Many of Alaska’s coastal villages are experiencing the existential threat posed by human-caused climate change more acutely than almost anywhere on the planet.
Researchers say parts of Alaska are warming up to four times faster than other places on Earth. And while intense storms, rapidly eroding coastlines and thawing permafrost wreak havoc on their homes, rural residents are grappling with the impacts to infrastructure.
That struggle is captured in a new documentary called “Alaska’s Vanishing Native Villages,” from the PBS program Frontline, out Tuesday for Earth Day.
It follows correspondent Patty Talahongva, as she examines the reality on the ground in some of Alaska’s most far flung and vulnerable villages.
Talahongva says some of the most meaningful conversations she had were with the kids in those villages, including Hooper Bay, one of many hit hard by Typhoon Merbok in the fall of 2022.
Below is the transcript of an interview with Talahongva on Alaska News Nightly. It has been lightly edited for length and clarity.
Patty Talahongva: And they were telling me how stressful it was to experience Merbok. It turned their village into three islands, and they couldn't get across the water to their relatives' homes to check on them, to see how they were doing. You know, they saw houses being lifted up and turned around, and then, of course, damage to other houses. So that's a lot of stress to live under.
But I asked the kids, you know, "Think about, you're in high school today, in 50 years, where do you think you'll be living?" And some of them said, "Probably Anchorage," because they're seeing that, and what is their future?
Casey Grove: Yeah, no doubt. It's fair to say in some of those places, you know, either relocation efforts are already happening, like in Newtok and Mertarvik Some places are still just talking about that. And I thought one thing that was really interesting about the film was just that relocating is not just about moving the physical things of the village up to higher ground. There's like an emotional thing going on there, too, and this history of displacement. I wondered if you could talk about that.
PT: We do touch on that in the film, because as Native people — you know, and I'm Hopi — we understand the forced relocation by government policies. And that's what happened to one tribe that lives in Hooper Bay today, and that's the Native village of Paimiut. So in the film, it's explained how, when the government agents came in and said, "You have to move to Hooper Bay, there's a school there. Your kids have to go to school," what happened was it split up the village.
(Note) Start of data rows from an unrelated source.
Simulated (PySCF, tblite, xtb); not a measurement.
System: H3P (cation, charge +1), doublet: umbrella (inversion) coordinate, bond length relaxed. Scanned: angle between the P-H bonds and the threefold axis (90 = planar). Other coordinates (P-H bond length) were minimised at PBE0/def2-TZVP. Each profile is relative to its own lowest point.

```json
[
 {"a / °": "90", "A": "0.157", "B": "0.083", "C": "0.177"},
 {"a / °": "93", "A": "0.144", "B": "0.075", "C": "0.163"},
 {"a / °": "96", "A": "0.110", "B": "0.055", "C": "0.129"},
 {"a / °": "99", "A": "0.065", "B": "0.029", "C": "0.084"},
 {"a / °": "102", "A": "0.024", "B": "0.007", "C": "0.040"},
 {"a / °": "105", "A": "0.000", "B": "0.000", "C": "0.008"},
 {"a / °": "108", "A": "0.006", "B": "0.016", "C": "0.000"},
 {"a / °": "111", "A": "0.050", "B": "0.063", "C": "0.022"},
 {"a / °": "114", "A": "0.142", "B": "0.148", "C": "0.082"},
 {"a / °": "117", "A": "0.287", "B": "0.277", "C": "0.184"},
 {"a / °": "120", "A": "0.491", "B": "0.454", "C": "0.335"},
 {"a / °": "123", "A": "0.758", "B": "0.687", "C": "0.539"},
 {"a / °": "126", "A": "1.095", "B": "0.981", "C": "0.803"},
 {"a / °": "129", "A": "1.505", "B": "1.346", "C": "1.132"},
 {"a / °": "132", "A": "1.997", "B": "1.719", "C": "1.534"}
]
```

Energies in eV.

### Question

So we have that history of relocation, and that's hard for all of our tribes, because, again, our connection to the land, and it's very clear in the film, the connection to the land that the people in the different villages have. So they know their land, they know their water, they know the foods they need to harvest, you know, at any given time of the year, whether it's from the sea or whether it's from the land. And when you have to relocate there, that connection has that potential for being severed.
CG: There's a man that you talk to in the film, he was involved in relocation efforts, and he talks about how how difficult it is and how many different agencies have to be involved. And he mentions that there really is no central agency for this kind of complicated relocation effort. Did that surprise you, that there just really isn't any kind of central agency that deals with this?
PT: That was surprising, because you want to go and ask the people in charge, you know, "What's going on?" And there was no one agency. So we asked many agencies what's going on, and the man you're talking about is Max Neale, and he is with the Alaska Native Tribal Health Consortium. So he told us, I think we didn't use the exact number, but it's more than 80 different steps to relocation, and how each village that's in danger has to follow, you know, step one, step two, and the first step is identifying land, which another expert, Tom Ravens, explained that most of the interior there is marshy due to the permafrost and all the ponds of water. So it's not easy to find land to move to. And then, of course, then you have to look at who owns the land. So I think people would be surprised at that how marshy that area of Alaska is and why that is compounding the problem with finding locations to move to.
CG: Toward the end of the film, I think it is at the end of the film, we return to Kotzebue, which, of course, is kind of a larger hub community in that region, and we find out that a huge storm has breached the sea wall that cost millions and millions of dollars. And of course, this issue, this is happening in smaller communities that don't have sea walls, that don't have the resources for that sort of thing. And as the film ends on that, I wonder, is there any hope? I mean, is it just that we're left kind of wondering, like, what happens next?
PT: That's a question we asked the people, and the answer was, "We're resilient. We're going to figure it out." And, you know, they've lived there, they know their land, and now they're having to make changes. But that's one thing, you know, it's not "poor them," it's they're talking about how resilient they are. And for me to look at the situation and again, say, "Gosh, this is really stressful," that's my observation. And to talk to the people, they were very adamant that, "We know this land. We know who we are and we will we will survive and we will continue."